Note: An earlier version of this post misidentified the theater that "Calvary" is playing at. It is playing at the AMC River Park Square.

Love me some Brendan Gleeson. And who isn't awed by the wild Irish coastline? Still, neither was enough to keep me from scratching my head when the curtain rose after a screening of the film "Calvary."

Following is a review of the film that I wrote for Spokane Public Radio:

It feels strange to criticize a film that, one, boasts good technique; two, features a number of good performances; and, three, follows a dramatic structure that feels both true to its intent and natural in its symmetry.

But what do you say, then, when even given all that, a film just leaves you shrugging your shoulders in dismay? That even as you’re accepting the ending as plausible, even inevitable, you think, “This is the best they could come up with?”

The “they” in this equation is one person, Anglo-Irish filmmaker John Michael McDonagh, writer-director of a film titled “Calvary.” And it is that film, which is playing at AMC River Park Square, that led to a shoulder shrug so intense I’m still feeling the resulting muscle pull a week later.

Let’s start with the plot: McDonagh’s film begins in a church confessional. Father James (played by the peerless Brendan Gleeson) is taking the confession of a man who starts out by describing the sexual abuse he suffered as a boy by a Catholic priest. “That’s certainly a startling opening line,” Father James says, revealing both screenwriter McDonagh’s proclivity for offbeat humor and what may be Father James’ single flaw: a sense of humor weighed down by irony.

Then something really startling happens: The confessor says that, in one week, he is going to kill the good Father. Not because the priest is bad but precisely because he is good. That, he claims, will make more of an impact.

McDonagh doesn’t identify the would-be killer, and the Father – after consulting his superior – doesn’t sound an alarm. The threat did occur, after all, during confession. And so McDonagh continues his movie, introducing us to a collection of strange characters, any one of whom might have good reason to off a priest. Or two. There’s the butcher with a penchant for hitting his wife, who is having an open affair with the African-born village mechanic. There’s the belligerent pub owner, the aging writer with a death wish, the hustler who talks like Ratso Rizzo, the doctor with the attitude of a morgue attendant and the rich guy who made millions during the recession that crippled the rest of Ireland and who loathes himself only moderately more than he loathes everyone else.
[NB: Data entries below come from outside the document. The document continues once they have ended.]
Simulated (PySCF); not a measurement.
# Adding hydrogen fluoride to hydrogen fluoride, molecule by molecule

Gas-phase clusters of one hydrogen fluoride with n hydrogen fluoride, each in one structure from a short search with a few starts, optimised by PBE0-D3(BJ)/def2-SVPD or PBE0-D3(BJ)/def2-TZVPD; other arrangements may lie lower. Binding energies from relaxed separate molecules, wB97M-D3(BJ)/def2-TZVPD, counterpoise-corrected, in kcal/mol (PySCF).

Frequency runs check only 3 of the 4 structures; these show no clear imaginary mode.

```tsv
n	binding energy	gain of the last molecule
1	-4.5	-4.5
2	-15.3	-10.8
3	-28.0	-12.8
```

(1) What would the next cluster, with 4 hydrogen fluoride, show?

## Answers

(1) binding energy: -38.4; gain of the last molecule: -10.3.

All of the cast is good, though none can quite match the Shakespeare-trained, gleefully shaggy Gleeson, who – as always – tends to steal any film he appears in.

As Father James walks through the village, which is set next to hills more emerald-green than Darby O’Gill’s eyes, we learn that his own past includes a marriage, a dead wife, bouts with alcoholism and a suicidal daughter – who shows up, apparently, to provide McDonagh the means to give us what he seems to think will provide a meaningful postscript to the follow-through promised by his film’s title.

It won’t work for everyone. It certainly didn’t for me. But then I’m not Irish, I’m not Catholic and my own skill at irony may be far less weighty than I’ve always feared.